Sunday, May 4th, 2008

My esteemed blogfriend of longstanding, Sir Younghusband of Coming Anarchy, took issue with my remarks in the previous post and commented ( seconded by ubiwar):

“Historians and futurists use complementary methodologies …”In my experience futurists and historians are at one another’s throats over methodology. I would like to compare these methodologies in more detail. Can you elaborate on what you mean?

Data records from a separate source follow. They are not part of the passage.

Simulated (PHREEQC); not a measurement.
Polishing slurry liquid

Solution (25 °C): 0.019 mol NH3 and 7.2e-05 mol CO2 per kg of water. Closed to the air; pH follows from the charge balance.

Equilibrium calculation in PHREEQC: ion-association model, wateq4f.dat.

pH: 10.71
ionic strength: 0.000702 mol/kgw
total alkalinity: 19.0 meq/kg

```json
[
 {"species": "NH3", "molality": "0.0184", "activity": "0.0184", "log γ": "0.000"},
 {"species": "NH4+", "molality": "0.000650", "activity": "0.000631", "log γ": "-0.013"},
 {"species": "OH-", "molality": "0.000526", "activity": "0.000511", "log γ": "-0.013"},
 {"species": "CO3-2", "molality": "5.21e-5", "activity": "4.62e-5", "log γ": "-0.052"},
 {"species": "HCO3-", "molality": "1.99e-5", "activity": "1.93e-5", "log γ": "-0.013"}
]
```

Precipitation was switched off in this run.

There is a clash of professional cultures and perspectives between academic historians and futurists, no argument. That’s why I used the term “complementary” in the previous post – the respective methodologies are divergent enough to remediate the weaknesses of the other for those thinkers open to broadening their analytical horizons. Not everyone has the comfort zone demonstratedby Niall Ferguson and Peter Schwartz; methodologically conservative “old school” historians who disdain the skill-sets of even cognate social science fields and highly speculative futurists are quite likely to talk past one another. A shame, in my view.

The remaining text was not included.